Skip to main content

A powerful relational algebra CLI and library for JSONL data manipulation

Project description

ja: The JSONL Algebra Toolkit 🚀

Your friendly, powerful command-line tool for wrangling JSONL data.

CI PyPI version License: MIT

Tired of wrestling with complex JSON in the command line? ja is here to help. It brings the power of relational algebra to your terminal, making it effortless to slice, dice, and transform streams of JSONL data. Think of it as sed, awk, and SQL rolled into one, but designed specifically for the structure and complexity of modern JSON.

Key Features

  • Intuitive Relational Operations: All the classics are here: select, project, join, union, difference, distinct, and more.
  • Seamless Nested Data Support: Access and manipulate nested fields using simple, intuitive dot notation (e.g., user.address.city). This is a core design principle.
  • Powerful Aggregations: Group your data with groupby and calculate sum, avg, min, max, count, or see all values in a list.
  • Interactive REPL: Jump into an interactive session with ja repl to build and test complex pipelines step-by-step.
  • Schema Inference & Validation: Automatically discover the schema of your data with schema infer and validate it against a known structure.
  • Format Conversion: Easily convert data to and from CSV, including intelligent flattening of nested structures.
  • Built for Pipes: ja is a good Unix citizen. It reads from stdin, writes to stdout, and is designed to be a component in larger shell pipelines.

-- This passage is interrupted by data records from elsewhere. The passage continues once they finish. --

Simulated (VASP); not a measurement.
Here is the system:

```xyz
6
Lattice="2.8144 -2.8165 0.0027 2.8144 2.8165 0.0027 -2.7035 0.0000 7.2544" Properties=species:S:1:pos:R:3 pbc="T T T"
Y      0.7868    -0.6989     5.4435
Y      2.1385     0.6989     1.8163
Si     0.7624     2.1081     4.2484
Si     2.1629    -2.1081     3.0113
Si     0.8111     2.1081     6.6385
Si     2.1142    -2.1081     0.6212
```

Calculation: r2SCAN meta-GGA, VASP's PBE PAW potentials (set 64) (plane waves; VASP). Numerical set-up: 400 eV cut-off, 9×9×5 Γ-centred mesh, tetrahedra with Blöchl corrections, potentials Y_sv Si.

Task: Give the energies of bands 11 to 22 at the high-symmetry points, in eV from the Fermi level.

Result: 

Getting Started: A 5-Minute Tour

Let's see how ja can solve a real-world problem. Imagine you have two data files: users.jsonl and orders.jsonl.

users.jsonl

{"user": {"id": 1, "name": "Alice"}}
{"user": {"id": 2, "name": "Bob"}}

orders.jsonl

{"order_id": 101, "customer_id": 1, "amount": 50}
{"order_id": 102, "customer_id": 1, "amount": 75}
{"order_id": 103, "customer_id": 2, "amount": 120}

Goal: Find the total amount spent by each user.

Step 1: Join the Datasets

First, we'll join the two files. Notice how we can reach into the nested user object with user.id to connect it to the customer_id in the orders file.

ja join users.jsonl orders.jsonl --on user.id=customer_id

This command produces a stream of the combined data:

{"user": {"id": 1, "name": "Alice"}, "order_id": 101, "customer_id": 1, "amount": 50}
{"user": {"id": 1, "name": "Alice"}, "order_id": 102, "customer_id": 1, "amount": 75}
{"user": {"id": 2, "name": "Bob"}, "order_id": 103, "customer_id": 2, "amount": 120}

Step 2: Group and Sum

Now, we can pipe (|) the result of our join directly into the groupby command. We'll group by the user's name and ask for the sum of the amount field.

ja join users.jsonl orders.jsonl --on user.id=customer_id \
  | ja groupby user.name --agg sum:amount

Final Result:

{"user.name": "Alice", "sum_amount": 125}
{"user.name": "Bob", "sum_amount": 120}

And there you have it! A sophisticated data transformation performed with a clear, readable command-line pipeline.

Installation

Installing ja is as simple as a single pip command.

pip install jsonl-algebra

This gives you the ja command-line tool and the Python library.

Core Concepts

Dot Notation for Nested Data

You can access nested values in any command by separating keys with a dot.

project: ja project user.name,user.address.city ...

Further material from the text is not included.